Do the Pleadings Disclose a Cause of Action?
[22] Some comment should be made regarding the submissions of the parties on whether the pleadings disclose a cause of action. Both defendants assert that no cause of action has been disclosed. For the purposes of the hearing of this application, counsel for the Province accepted that my ruling of January 16, 2004, to add the Province as a party determined the duty of care issue. The Province has filed an application in the Court of Appeal to seek leave to appeal this result and has reserved the right to contest whether there is a proper cause of action on appeal of any certification order. Counsel for the plaintiff accepted this position.
[23] Counsel for Gulf Log Salvage has taken the position that Mr. Ogden has no cause of action against the association. Given my January 16, 2004 ruling, counsel stated that he would not argue this point at the hearing and, if this matter proceeds to appeal, Gulf Log Salvage has reserved the right to argue this point at that level. Counsel for the plaintiff disputed Gulf Log Salvage’s entitlement to do so.
[24] In my opinion, the pleadings disclose a cause of action.
Is There an Identifiable Class?
[25] The Province says that, in seeking to include in the class permittees who have never sold logs to Gulf Log Salvage, the class definition is unnecessarily broad. In its submission, the plaintiff has not established the necessary evidentiary foundation for maintenance of a class action complaint against the defendants.
[26] I conclude that there is an identifiable class of two or more persons. The class is that identified by the plaintiff but narrowed to include only those salvors who delivered logs to either of Gulf Log Salvage’s two receiving stations. The purpose of this modification is to exclude those salvors who only sell their logs by direct sale.

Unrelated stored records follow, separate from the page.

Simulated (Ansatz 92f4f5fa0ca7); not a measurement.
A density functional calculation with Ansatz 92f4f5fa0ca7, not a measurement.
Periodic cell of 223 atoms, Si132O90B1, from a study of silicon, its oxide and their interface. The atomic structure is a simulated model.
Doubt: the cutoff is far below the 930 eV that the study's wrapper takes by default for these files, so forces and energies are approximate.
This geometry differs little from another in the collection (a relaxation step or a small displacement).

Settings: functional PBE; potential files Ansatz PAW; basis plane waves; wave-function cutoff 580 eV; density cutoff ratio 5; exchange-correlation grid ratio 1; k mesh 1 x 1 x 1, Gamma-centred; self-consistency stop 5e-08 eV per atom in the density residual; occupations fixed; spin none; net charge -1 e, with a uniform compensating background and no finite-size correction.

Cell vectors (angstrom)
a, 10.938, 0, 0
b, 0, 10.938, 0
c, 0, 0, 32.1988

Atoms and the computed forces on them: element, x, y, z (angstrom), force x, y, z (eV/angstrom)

Do the Claims of Class Members Raise Common Issues?
[27] The plaintiff says that the action raises a limited number of questions. One question of law is whether a failure to base the compensation to salvors on the best price reasonably obtainable constitutes a breach of fiduciary duty or the duty of care owed by Gulf Log Salvage to the class members. A second question of law is whether any failure by the Province to enforce the Regulation constitutes a breach of fiduciary duty or a private duty of care owed to the class members. A further question is whether either of the defendants has acted in a manner deserving of punitive damages. The plaintiff submits that all of these issues are necessary for the resolution of each proposed class member’s claim and are therefore appropriate common issues.
[28] It is the plaintiff’s position that it will be necessary for the court to decide how the market value of salvaged logs should be determined, a question that he says will be necessary to resolve for the entire class, and that can be determined without reference to the specific circumstances of individual class members. Put another way, the plaintiff says that “the fact of loss” can be proven on a class-wide basis.
[29] The plaintiff identifies a second common factual issue of whether the Province failed to enforce the Regulation against Gulf Log Salvage.
[30] The plaintiff recognizes that ultimately it will be necessary to determine the loss each salvor has suffered. In the reply argument, counsel for the plaintiff stated:
Once the standard of care has been established through the common issues trial (i.e. what is the appropriate discount for salvaged wood), the determination of individual damages will largely be a mathematical exercise.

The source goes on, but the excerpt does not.